A high fire potential in northern Utah has forest and range land officials readying equipment and training fire crews earlier than usual to prepare for inevitable summer fires.

Helicopters, smoke-jumping aircraft and air tankers are being shuffled around to areas with the highest seasonal fire risk, and federal agencies are preparing to increase their firefighting budgets in case predictions for a dry summer materialize.A fire season severity index calculated by the Forest Service currently lists the Utah situation as "worse than average," and that rating could change to "significantly worse than average" if current predictions hold through the end of June, said Doug Bird, chief of aviation and fire management for the Forest Service's regional office in Ogden.

No restrictions have been announced for recreational areas that will be open by the Memorial Day holiday, but restrictions are possible, even likely, later in the summer.

The dry 1987 summer and below-average precipitation during the winter in northern Utah has left trees and brush with a below-average moisture content, boosting the fire danger. Ironically, rainstorms during the coming weeks could actually make the fire danger worse because the moisture would promote the growth of range grasses that become dry enough to burn later in the summer.

According to a Bureau of Land Management report, an average of 106,871 acres of public lands burned in Utah during each of the past five years. The BLM has documented 11 fires in Utah so far this year and estimates the potential for fire is worse than in 1987.

About 300 fires occurred on Forest Service land in Utah during 1987, and dry conditions make the potential for at least that many fires this year a real possibility.

Beginning in April, officials from the various agencies that control public lands begin to review weather data, soil conditions and the moisture content levels in plants to make a pre-season estimate of the fire danger during the coming fire season, Bird said.

"We do this once a week in various places," he said. "We add up all of those things, then make a reasonable guess of what the severity is going to be."

Fire-damaged BLM lands in Utah cost about $1.6 million to rehabilitate during 1987, and the agency has already requested additional money to fight fires during 1988. Nationwide, the BLM alone has requested $48.1 million to support firefighters and rehabilitation work.

The Forest Service has budgeted $400,000 to $500,000 just for firefighting in the Wasatch-Cache National Forest this year and is prepared to ask for emergency money if that becomes necessary, Bird said.

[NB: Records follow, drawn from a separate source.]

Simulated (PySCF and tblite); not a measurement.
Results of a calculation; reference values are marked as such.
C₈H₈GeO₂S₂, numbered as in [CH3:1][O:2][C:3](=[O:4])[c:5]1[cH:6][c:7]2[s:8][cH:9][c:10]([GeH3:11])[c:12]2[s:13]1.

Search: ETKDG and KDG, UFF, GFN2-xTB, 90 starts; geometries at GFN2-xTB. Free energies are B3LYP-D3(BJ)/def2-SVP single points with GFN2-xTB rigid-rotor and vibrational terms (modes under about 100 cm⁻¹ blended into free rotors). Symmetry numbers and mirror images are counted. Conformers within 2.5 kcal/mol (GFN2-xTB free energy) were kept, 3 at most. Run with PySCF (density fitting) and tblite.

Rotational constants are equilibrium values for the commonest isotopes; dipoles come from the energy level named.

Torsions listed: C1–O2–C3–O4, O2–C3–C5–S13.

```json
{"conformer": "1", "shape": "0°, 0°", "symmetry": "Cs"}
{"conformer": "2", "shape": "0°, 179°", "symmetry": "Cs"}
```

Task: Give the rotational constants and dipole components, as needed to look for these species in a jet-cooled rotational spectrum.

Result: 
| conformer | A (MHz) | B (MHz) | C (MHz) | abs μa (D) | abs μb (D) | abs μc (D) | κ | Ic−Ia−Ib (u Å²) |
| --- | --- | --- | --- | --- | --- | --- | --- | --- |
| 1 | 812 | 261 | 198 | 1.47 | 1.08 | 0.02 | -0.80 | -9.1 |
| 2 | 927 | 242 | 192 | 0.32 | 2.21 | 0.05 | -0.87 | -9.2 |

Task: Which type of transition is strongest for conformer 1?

Most firefighters for the BLM and Forest Service are seasonal employees that go to work when schools let out in June, but some fire crews are being outfitted early because of the increased fire potential, said Wally Josephson, assistant state fire management officer.

The BLM will hire about 150 temporary firefighters this summer. The Forest Service has 300 rangers spread throughout the Great Basin area whose primary responsibility is fighting fires, and 1,500 engineers and recreation rangers who can be called on to help fight fires if they are needed, Bird said.

The Forest Service is also establishing contacts with Job Corps offices in the Weber Basin so summer fire crews can be assembled as needed.

From now through the end of September and possibly into October, air and ground patrols will be making daily fire patrols, and fire lookouts will be established in the more remote mountain areas.

While all Forest Service and BLM rangers are trained to look for signs of fire, many reports - about 60 percent - come from the general public, Bird said.

Many fires are also reported to the Interagency Fire Center by airline pilots who see smoke while flying over Utah, said dispatcher J.R. Davis.

Lightning is blamed for as many as 90 percent of the fires each year, but fires started by people cause the most damage, "because they start them on lowlands where more resources can be hurt," Bird said.